I have .039, but I believe .038 will be accepted for problem 3(a).

justaspirant

could someone explain 1d to me? i took the integral of h(x) from 0 to 2 and then multiplied it with the previously calculated area... and got an answer of 16.

dchow08

Justaspirant:

Why did you take the integral of h(x) from 0 to 2 and then multiply it with the previously calculated area?

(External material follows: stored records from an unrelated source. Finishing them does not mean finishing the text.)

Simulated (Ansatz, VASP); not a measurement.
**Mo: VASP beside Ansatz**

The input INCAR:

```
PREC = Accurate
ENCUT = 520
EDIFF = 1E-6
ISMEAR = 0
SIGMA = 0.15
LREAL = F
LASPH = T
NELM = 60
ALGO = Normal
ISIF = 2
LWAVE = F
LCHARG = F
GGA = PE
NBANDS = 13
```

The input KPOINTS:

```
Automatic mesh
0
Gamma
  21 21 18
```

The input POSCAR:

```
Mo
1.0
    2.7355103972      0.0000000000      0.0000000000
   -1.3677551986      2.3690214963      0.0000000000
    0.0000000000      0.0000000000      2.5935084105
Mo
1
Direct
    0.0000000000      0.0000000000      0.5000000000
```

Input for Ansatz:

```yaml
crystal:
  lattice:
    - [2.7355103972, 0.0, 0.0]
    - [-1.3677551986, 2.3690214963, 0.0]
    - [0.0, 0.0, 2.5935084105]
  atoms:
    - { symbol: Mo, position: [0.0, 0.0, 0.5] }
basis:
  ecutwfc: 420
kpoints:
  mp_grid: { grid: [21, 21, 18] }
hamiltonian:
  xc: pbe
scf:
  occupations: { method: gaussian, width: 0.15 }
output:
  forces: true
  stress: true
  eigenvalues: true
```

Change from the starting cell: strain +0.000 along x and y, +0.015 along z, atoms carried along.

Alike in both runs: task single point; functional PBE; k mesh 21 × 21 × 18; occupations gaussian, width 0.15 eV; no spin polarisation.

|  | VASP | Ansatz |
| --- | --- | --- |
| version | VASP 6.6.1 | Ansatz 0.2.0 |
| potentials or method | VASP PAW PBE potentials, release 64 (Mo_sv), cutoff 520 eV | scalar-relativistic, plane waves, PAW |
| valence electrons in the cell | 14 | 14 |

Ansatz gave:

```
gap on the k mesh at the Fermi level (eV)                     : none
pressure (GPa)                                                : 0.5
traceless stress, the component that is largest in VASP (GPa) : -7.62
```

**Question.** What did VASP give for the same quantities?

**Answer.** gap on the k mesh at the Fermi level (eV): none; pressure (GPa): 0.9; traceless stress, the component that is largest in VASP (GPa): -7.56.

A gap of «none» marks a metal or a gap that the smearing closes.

Visualize the region R as the base of a swimming pool. At x=0, it's deepest, and it gets shallower and shallower as x gets to 2, where the depth is 1.
At x=1, at every point y, the depth is 2. Imagine a vertical line going down x=1, down into the paper 2 feet deep. What you have is a rectangle with height 2 and side length equalling the distance of the vertical line. So what the pool really is is a bunch of rectangular slices from x=0 to x=2. This question is basically a hidden slice method question, with the width being the vertical distances along R and the height being 3-x.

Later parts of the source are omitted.